Let us understand how we can take care of cumulative or moving aggregations using Analytic Functions.
* When it comes to Windowing or Analytic Functions we can also specify window spec using `ROWS BETWEEN` clause.
* Even when we do not specify window spec, the default window spec is used. For most of the functions the default window spec is `UNBOUNDED PRECEDING AND UNBOUNDED FOLLOWING`. You also have special clauses such as `CURRENT ROW`.
* Here are some of the examples with respect to `ROWS BETWEEN`.
  * `ROWS BETWEEN UNBOUNDED PRECEDING AND UNBOUNDED FOLLOWING`
  * `ROWS BETWEEN UNBOUNDED PRECEDING AND CURRENT ROW`
  * `ROWS BETWEEN CURRENT ROW AND UNBOUNDED FOLLOWING`
  * `ROWS BETWEEN 3 PRECEDING AND CURRENT ROW` - moving aggregations using current record and previous 3 records.
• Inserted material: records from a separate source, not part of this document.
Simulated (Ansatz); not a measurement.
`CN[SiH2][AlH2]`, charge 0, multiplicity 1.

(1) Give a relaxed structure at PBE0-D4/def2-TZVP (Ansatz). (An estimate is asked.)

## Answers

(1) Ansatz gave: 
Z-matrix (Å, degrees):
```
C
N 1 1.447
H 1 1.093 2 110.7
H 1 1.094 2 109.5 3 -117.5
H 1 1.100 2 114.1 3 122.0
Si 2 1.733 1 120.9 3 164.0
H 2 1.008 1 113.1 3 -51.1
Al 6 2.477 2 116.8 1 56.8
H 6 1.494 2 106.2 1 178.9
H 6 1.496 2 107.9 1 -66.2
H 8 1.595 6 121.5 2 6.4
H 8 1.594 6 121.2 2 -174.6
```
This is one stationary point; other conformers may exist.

  * `ROWS BETWEEN CURRENT ROW AND 3 FOLLOWING` - moving aggregations using current record and following 3 records.
  * `ROWS BETWEEN 3 PRECEDING AND 3 FOLLOWING` - moving aggregations based up on 7 records (current record, 3 previous records and 3 following records)
* We can leverage `ROWS BETWEEN` for cumulative aggregations or moving aggregations.
* Here is an example of cumulative sum.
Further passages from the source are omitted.